TWO STARS A wealthy matriarch falls in with a lively photographer. That he's also a free-loading grifter doesn't escape the attention of her family.

DRAMA FRANCE French #RICHESTWOMAN Starring Isabelle Huppert, Laurent Lafitte



Thierry Klifa’s THE RICHEST WOMAN IN THE WORLD has the ‘you couldn’t make this stuff up’ pedigree that usually does half the work for you. Loosely drawn from the Bettencourt affair (the extraordinary saga surrounding the L’Oréal heiress) it follows Marianne Farrère (Isabelle Huppert), a cosmetics empire matriarch whose carefully embalmed existence is jolted by a meeting with Pierre-Alain Fantin, a flamboyant photographer and writer. Their relationship - part friendship, part emotional dependency, part financial free-for-all - rapidly unsettles her family who begin to suspect - quite rightly - that this supposed muse is just a grifter with his hand firmly in the till. 


On paper, this has all the ingredients of a deliciously juicy (yet insightful) pedigree soap. There’s vast wealth, media manipulation, family intrigue and a real-life scandal that already feels like grand opera. The film even leans into this by framing Pierre-Alain as a kind of agent of chaos, a disruptive force who jolts Marianne out of her gilded stupor and into something resembling vitality. But here’s the snag, he's is not remotely seductive. From the outset, Fantin is less dangerous interloper than a boorish, ill-mannered pest. The film insists on his magnetism while showing us none of it, leaving a credibility gap no amount of Farrère filler is going to plug.


The central problem lands early and never recovers: from his first appearance, Fantin is profoundly irritating. Not dangerously charming, not slyly compelling, just grating. He aggravates everyone he encounters, so why, for one, does his long-suffering boyfriend stay? Love? Money? Habit? The film shrugs. Likewise, Marianne’s unwavering loyalty becomes less tragic than perplexing. We’re told this is a story of influence and emotional entanglement, yet it’s not at all obvious why she keeps his company.


This confusion is baffling because the real events are straightforward enough and, frankly, bonkers. This was a case involving allegations of abuse, of vulnerability, enormous financial gifts, and a family implosion that played out in public. You’d think dramatising it would be like shooting fish in a barrel. Instead, Klifa opts for a curious tonal middle ground - part comedy, part bourgeois tragedy - that never pulls focus either way.

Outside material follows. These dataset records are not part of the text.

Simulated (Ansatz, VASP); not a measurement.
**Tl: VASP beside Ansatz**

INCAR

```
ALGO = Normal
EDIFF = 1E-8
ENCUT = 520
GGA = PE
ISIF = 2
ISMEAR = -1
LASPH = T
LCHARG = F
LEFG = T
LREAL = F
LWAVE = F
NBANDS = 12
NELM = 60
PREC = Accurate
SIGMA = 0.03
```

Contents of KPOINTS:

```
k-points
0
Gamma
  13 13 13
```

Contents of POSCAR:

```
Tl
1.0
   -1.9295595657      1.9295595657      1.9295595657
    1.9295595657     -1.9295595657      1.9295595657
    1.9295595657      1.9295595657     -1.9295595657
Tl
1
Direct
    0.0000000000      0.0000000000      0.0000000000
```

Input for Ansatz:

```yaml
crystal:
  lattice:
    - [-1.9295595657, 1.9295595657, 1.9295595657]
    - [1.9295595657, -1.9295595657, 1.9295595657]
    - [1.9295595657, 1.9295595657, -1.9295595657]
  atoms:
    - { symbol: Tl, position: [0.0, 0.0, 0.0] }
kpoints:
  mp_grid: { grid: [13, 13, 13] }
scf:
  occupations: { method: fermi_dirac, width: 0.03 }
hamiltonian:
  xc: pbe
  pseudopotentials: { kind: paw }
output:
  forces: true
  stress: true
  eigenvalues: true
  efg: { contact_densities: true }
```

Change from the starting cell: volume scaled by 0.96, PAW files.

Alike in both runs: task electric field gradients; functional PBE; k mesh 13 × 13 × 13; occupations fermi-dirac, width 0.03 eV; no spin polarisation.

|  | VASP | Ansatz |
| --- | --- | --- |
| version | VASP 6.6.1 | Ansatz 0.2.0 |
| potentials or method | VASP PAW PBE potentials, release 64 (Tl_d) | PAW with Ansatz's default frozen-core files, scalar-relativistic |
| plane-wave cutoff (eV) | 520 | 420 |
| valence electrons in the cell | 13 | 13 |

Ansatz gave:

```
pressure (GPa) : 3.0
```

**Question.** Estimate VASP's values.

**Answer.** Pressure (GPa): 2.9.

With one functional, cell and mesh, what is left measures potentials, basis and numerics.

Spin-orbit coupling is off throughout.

As the plot develops, the stakes should escalate. Instead, everything feels oddly static. Only Marianne’s step-daughter gets something to do, everyone else remains locked in obscure, repeating behaviours. You keep waiting for something to click, for the seduction to make sense, for the drama to ignite. It never does.


Even Huppert, usually capable of conjuring magic from the sparsest material can’t bridge the gap. She is as watchable as ever but seems stranded, circling a character whose motivation remains stubbornly opaque. In the end, THE RICHEST WOMAN IN THE WORLD is an exercise in frustration (ours). A tale that ought to be wildly entertaining, intoxicating, operatic, simply trudges - albeit loudly - around in circles to prompt the same question over and over. Why?